Personal Data Protection Bill: The Government of India (GoI) on August 4, 2022, announced the withdrawal of the Personal Data Protection Bill 2022 from Parliament.
- The formal announcement about the withdrawal of Personal Data Protection Bill was made by Union Minister for Electronics and Information Technology (MeitY) Ashwini Vaishnaw.
- The Bill, which was introduced in 2019, sought to regulate how various parties, including the government, use individuals' personal information and digital data in the internet ecosystem.
- The Personal Data Protection Bill was in the works since 2018.
- It was drafted first by a panel led by retired Supreme Court judge Justice B N Srikrishna.
- The government has taken this step after nearly four years of the Bill being in the works.
Key Points about the Bill:
- The withdrawal is based on the multiple recommendations and changes proposed by the Parliamentary Committee, the government feels that a “comprehensive legal framework” to regulate the online space is required.
- Furthermore, the government has decided to introduce separate laws to mitigate use of Personal Data in the Digital Ecosystem including cybersecurity, telecom regulations, and harnessing non-personal data.
- The government has decided to come up with a fresh bill that fits into the comprehensive legal framework with reference to the suggestions made by the Joint Committee of Parliament (JCP) on the Bill.
- The JCP had submitted a 542-page report with overall 93 recommendations and 81 amendments to the Personal Data Protection Bill in December 2021.
- Apart from that, the panel, headed by former Union Minister, had also recommended about 97 corrections and improvements to the Bill.
Why has the Personal Data Protection Bill been withdrawn?
- The JPC-proposed revisions to the draught legislation drew harsh criticism from different stakeholders within the society.
- The JPC had proposed 81 amendments in a bill of 99 sections and 12 recommendations to the draft bill which was submitted by the Srikrishna Committee, which will lead to comprehensive changes to proposed law.
- In reality, Section 12 (a)(i) of the Bill permitted the government to collect personal data without the informed consent and approval of individuals on the grounds of “national sovereignty” and “public order”.

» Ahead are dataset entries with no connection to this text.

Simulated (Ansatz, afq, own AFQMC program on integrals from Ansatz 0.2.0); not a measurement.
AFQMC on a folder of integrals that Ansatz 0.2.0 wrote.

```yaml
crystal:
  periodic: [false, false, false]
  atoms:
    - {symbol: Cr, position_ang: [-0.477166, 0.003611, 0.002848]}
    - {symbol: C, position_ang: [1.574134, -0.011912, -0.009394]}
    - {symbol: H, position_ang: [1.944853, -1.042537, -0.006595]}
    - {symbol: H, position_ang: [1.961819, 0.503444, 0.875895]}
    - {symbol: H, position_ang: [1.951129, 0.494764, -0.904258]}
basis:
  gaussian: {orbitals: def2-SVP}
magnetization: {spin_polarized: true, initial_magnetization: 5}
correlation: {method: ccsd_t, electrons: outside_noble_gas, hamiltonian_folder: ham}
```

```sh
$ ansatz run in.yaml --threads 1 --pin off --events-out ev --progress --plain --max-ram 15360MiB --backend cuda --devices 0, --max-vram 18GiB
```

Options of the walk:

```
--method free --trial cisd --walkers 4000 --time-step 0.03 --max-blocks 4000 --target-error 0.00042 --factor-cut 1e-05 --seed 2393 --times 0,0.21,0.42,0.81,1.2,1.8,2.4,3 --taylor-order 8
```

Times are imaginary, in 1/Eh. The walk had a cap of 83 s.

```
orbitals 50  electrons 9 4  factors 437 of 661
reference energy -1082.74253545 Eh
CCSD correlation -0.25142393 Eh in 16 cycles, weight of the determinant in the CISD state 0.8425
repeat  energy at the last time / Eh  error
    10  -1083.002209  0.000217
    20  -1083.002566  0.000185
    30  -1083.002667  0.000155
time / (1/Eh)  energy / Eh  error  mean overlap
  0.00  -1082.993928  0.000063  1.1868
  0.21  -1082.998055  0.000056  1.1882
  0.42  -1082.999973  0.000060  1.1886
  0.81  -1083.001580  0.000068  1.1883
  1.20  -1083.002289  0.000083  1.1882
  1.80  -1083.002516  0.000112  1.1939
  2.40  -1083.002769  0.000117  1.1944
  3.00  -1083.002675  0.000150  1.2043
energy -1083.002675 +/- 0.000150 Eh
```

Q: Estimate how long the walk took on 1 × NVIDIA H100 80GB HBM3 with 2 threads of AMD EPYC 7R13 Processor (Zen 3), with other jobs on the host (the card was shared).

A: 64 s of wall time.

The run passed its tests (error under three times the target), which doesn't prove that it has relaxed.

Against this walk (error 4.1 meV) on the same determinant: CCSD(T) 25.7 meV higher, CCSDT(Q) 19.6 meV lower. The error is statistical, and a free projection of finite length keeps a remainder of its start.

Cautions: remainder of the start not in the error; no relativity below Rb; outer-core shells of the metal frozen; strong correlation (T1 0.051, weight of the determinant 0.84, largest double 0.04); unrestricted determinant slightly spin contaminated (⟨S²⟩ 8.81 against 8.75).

- Also, the regulatory structure of the DPA was not independent as the Central government could appoint its members which would interfere with the committee’s decisions regarding violations of privacy and misuse of data by the government.
Over the years the bill received severe pushback from various stakeholders,from privacy advocates to civil society organizations.
They have criticized the following, among other things: -
- The broad exemptions to the bill’s provisions carved out in government’s favor,
- The Data Protection Authority’s lack of independence,
- The inclusion of non-personal data,
- the priority given to economic interests, and
- The failure to adequately safeguard citizens’ privacy and personal data.
- When the Supreme Court of India declared that privacy is a basic right, the wheels for creating a law to control the use of citizens' digital data were set in action in 2017.
- The apex court, had also directed the government to come-up with a legal framework for data protection.
- In 2017, Justice Srikrishna panel, which was set up in response to the Court’s verdict, submitted a white-paper outlaying the key aspects that a Data Protection Bill should look at.
- In 2018, a draft Data Protection Bill was submitted to the MeitY by the Srikrishna Committee.
- In 2019, the draft bill was sent to Joint Parliamentary Committee headed by BJP’s Meenakshi Lekhi.
- A detailed analysis and comprehensive, clause-by-clause review of the provisions of the bill over next three years was held by JPC.
- In July 2021, BJP MP PP Chaudhary took over from Ms Lekhi as the JPC Chairperson, after the latter was appointed as the Minister of State for External Affairs.
- In Dec 2021, JCP tabled its review report before the Parliament.
- The draft bill received heavy backlash from different stakeholders and Justice Srikrishna also termed it a tool that can turn the India into an “Orwellian state” and against the welfare of a free and open society.